Closed IstiaqAnsari closed 1 year ago
Thank you for the interest in my work.
To be completely honest, there are many things I've done as a direct import from whatever code was used in ELMo (from which the CharacterCNN module is taken basically). So there might be some weird or suboptimal choices sometimes.
Also, it's been a while so I'm not sure anymore but I think that the +1 is to basically reserve the case "vector of all zeros" for the padding character.
In any case, I plan to re-do a more recent version of this work soon which will hopefully be clearer.
Maybe this will be more useful @IstiaqAnsari
A word is converted into a sequence of bytes. These bytes go from 0 to 255 in UTF-8. However, we also want to be able to pad shorted words into a maximum word length. For that, we use characted index 260 (since 256-259 are reserved). To avoid confusions between an empty token (pad) and a token that has a single character which is using the character with index 0, we also choose to reserve the all 0 vector for empty padding tokens. As a result, the character with index 0 cannot actually use the value 0 and so we shift everything with a +1.
I think it would have been possible to just have a "normal" token starting with BOW/EOW and with a single special character index to designate the padding token. Same as what is done with the MASK/CLS/SEP tokens.
Its a little bit convoluted but I based this on the implementation in ELMo at the time :) Hope this clears things up.
Also, I guess there is a benefit to having an zero vector for the word padding as this can be initialized to an all 0 embedding in the character embedding matrix :)

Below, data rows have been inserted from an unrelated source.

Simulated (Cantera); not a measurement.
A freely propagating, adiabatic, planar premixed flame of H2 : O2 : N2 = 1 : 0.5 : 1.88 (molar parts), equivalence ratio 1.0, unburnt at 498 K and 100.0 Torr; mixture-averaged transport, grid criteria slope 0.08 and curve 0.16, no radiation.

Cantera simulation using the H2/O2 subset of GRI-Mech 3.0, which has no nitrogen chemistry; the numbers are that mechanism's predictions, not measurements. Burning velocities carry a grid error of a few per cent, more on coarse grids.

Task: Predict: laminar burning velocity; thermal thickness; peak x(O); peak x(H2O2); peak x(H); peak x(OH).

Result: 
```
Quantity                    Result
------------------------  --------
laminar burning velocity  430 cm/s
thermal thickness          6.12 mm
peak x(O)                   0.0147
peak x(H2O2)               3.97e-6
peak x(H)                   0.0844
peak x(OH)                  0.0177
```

Hi @helboukkouri The max numbers of letters in a word is set to 50. So for a word with 5 characters is getting padded to 50. For padding, a value of 260 is used for each character. Then again, to make each sentence in a batch same size we are padding with words. Say to make a sentence of length 5 (5 words) pad to 8, three PAD tokens are being added. In this case each PAD token is also 50 character length but each character is getting a padding value of ZERO. Why are you using two different types of padding? Another thing, after converting each word to ids, you are adding 1 to each id. ( in the file
character-bert/utils/character_cnn.py
line 125 in the functiondef convert_word_to_char_ids(self, word: str) -> List[int]:
and the comment says# +1 one for masking
What is the reason of adding 1 ? Thanks in advance.